Tuesday, June 21, 2011

Big Aid Weekend 3

Sunday was another day for aid training. I had a few things I wanted to accomplish. First was to get my system for solo-aid dialed and the second was to get some more mileage jugging and cleaning on a traverse.

The solo-aid bit went pretty well. At one point it was actually pretty cool to see the four of us solo-aiding across the entire span of Joe's garage simultaneously. Erick on Astroboy, myself on Trundling, Chris on the Arch, and Adam at Sticky Fingers. I managed to figure out the flow much more quickly than last time and had two pitches start to finish, cleaned, and rapped in about 2.5 hours. Not bad. Easy stuff when every piece is bomber and the falls are clean. For anything else I gotta say that I'd still much prefer a human being at the other end of the lead line.

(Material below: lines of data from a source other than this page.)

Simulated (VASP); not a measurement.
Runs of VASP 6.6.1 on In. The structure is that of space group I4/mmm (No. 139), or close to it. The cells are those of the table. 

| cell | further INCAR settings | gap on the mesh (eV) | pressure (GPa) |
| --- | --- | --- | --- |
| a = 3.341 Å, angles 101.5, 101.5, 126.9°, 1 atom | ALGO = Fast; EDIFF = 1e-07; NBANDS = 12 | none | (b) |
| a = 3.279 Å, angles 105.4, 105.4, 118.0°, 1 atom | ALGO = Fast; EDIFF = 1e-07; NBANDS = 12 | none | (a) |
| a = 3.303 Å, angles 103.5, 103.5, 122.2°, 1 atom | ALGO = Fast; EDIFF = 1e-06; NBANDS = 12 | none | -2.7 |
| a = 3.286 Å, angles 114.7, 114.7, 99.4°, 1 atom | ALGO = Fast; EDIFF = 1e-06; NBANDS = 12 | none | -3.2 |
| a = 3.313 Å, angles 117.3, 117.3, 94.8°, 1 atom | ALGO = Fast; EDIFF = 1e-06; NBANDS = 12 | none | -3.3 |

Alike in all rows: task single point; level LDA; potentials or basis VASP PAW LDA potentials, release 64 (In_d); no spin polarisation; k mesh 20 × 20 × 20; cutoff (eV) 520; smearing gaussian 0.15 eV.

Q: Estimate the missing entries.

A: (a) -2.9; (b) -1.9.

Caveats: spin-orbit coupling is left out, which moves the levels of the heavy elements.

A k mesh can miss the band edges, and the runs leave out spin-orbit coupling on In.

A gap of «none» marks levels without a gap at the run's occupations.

After finishing with that Henni had half-finished his project for the day: a traverse across the entire length of the Arch... finishing on the anchor for Bone Machine. He'd fixed a cleaning line for me and I got started. I made quick progress thorough the slimy, wet, arch until I arrived at the tat below Gumby roof. At this point, the line traverses approx. 30' horizontally and it appeared as if Chris was either forced to hook considerably, or decided to back clean in order to link pitches. There was as I could see, only 2 pieces for the entire traverse, separated by 10' horizontal stretches between them. Without having cleaned the right gear to re-aid the traverse, my first option was to try to hook through it. Before unclipping my last good directional and committing to the traverse I tried a few hook placements... each one blowing... with the potential to send me whizzing off on a pretty big pendulum. Eff that! Instead I thought I'd use the Gumby tat as a lower-out with the spare cleaning line I had. I rigged it up and after some horrible awkwardness, I managed to get myself on the correct side and weighted the system. Problem was that once that happened, I was dangling in space with no way to get back to the wall to clean Chris's cam back in the crack. Totally stuck, wet, and fried at this point (this had taken me about 90 minutes of struggling) I lowered out and ended up at the Rock Opera anchors.  From there, I bailed. More on that later.

Earlier on in the arch I made the decision to remove an old, horribly rotten pin that was presumably in place since the FA (perhaps 35 years ago). Last summer I'd actually weighted this thing and gotten away with it... a feat which now I can't explain. I decided to give it two light taps up and down with the hammer in an effort to prevent breaking the biner-hole with direct funking. It moved almost completely out. I simply connected a draw to it and gave it a light yank by hand and she flung out no problem. The metal on the eye was rusted thinner than the edge of a dime and the main body of the pin is badly fatigued. It was removed as it was of limited value in place and it obscured natural gear placements readily available. The same could be said of all bolts on this beautiful arch.

Overall I was disappointed with myself for not making it successfully through the problem at hand. Hennigar jugged back up to my high point and re-aided the section back cleaning his gear as he went. The problem was do-able, but I didn't see the solution, and I wasn't willing to accept the risk of the pendulum... even though it looked clean. Clean or not a 15 foot pendulum fall doesn't sound nice. I'd just wish now that I'd been able to invent some other way out of that situation... having bailed doesn't sit well with me today.